Two years. Two years ago, after falling in love with several food blogs, I sat down and started one of my own. I had no idea of how it would all go. I wasn’t sure I would like it. It took me a while to find my voice, a little longer to upgrade my camera, a little longer still to ask someone to design a site for me. All the while, I kept cooking and I kept writing. I opened up more, shared more about my life and my boys. I got incredible support from comments and emails along the way. I have gotten to know some amazing people and some exciting doors have opened for me. I am thankful to be writing and thankful that you are reading.
I love that this year, my blog-versary falls on Mother’s Day. It just seems fitting somehow. Being a mom, a writer, and loving food. Pretty much my life these days.
So thank you all, even if it is your first time here. Thank you for your interest, your comments, your emails, your questions, your encouragement. It would have been a lonely two years if not for all of you.
A couple of weeks ago, I had to pop down the Pike Place Market to buy candied orange peel for this cake. This market, centered on the Western edge of downtown, is one of the most special things about Seattle. They have produce vendors year-round and all kinds of homemade crafts. There are lots of nooks and crannies hiding countless treasures. I really only needed one thing but these purple baby artichokes stopped me cold. Aren’t they beautiful? At that point, I had no plans to cook for the next few days, but I bought them anyway. I couldn’t pass them by.
I headed to DeLaurenti where I knew I would be able to find the candied orange peel. Never ever walk into that store thinking you are only going to buy one thing. I don’t think it is possible. They have the most incredible cheese selection, fresh breads, specialty chocolates, all manner of fresh and dried pasta, antipasti, a huge selection of oils and vinegars, and giant kosher pickles which I can never resist. They also have large bags of their own sun-dried tomatoes which are the best I have ever had. Supple and moist but without swimming in a jar of oil. I wasn’t sure of my supply back home so I bought another large bag.
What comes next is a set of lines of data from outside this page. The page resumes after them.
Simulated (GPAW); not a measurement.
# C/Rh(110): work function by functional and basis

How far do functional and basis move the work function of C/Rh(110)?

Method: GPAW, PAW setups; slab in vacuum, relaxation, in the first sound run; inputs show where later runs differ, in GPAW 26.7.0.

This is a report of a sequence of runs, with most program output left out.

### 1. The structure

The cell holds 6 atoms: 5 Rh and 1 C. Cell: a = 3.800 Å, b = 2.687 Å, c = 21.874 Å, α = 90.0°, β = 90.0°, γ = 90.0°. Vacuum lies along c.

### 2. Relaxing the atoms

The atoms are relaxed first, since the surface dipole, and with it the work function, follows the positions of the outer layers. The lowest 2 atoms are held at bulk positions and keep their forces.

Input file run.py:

When I got home, I realized that I already had an almost-full bag and immediately I knew I wanted to give these away. Whenever I talk about buying sun-dried tomatoes, I always suggest trying to find this kind. I have seen them in grocery stores and have bought them, but nothing compares to the ones from DeLaurenti. I want you to have my new bag.
Coincidentally, I went to a talk featuring Mario Batali last week. Tom Douglas, a well-known and respected local chef and restaurateur, invited him up on stage to discuss his new book, restaurant trends, and life in general. All of us got copies of Molto Gusto, Mario’s new book. It is a really nice cookbook. The recipes are very simple and there are lots of vegetarian options. Still, I don’t feel I need it. I have so many cookbooks and besides, my neighbor has a copy. I can always borrow hers. So, if you would like a large bag of the greatest sun-dried tomatoes and my autographed copy of Molto Gusto (it even has my name on it) , just leave me a comment telling me what you might do with those sun-dried tomatoes. And if you have eaten in a Mario Batali restaurant, tell me which one and what you ordered (if you remember). You have until Friday, May 14th at noon, PDT. Time is up! Winner will be announced soon!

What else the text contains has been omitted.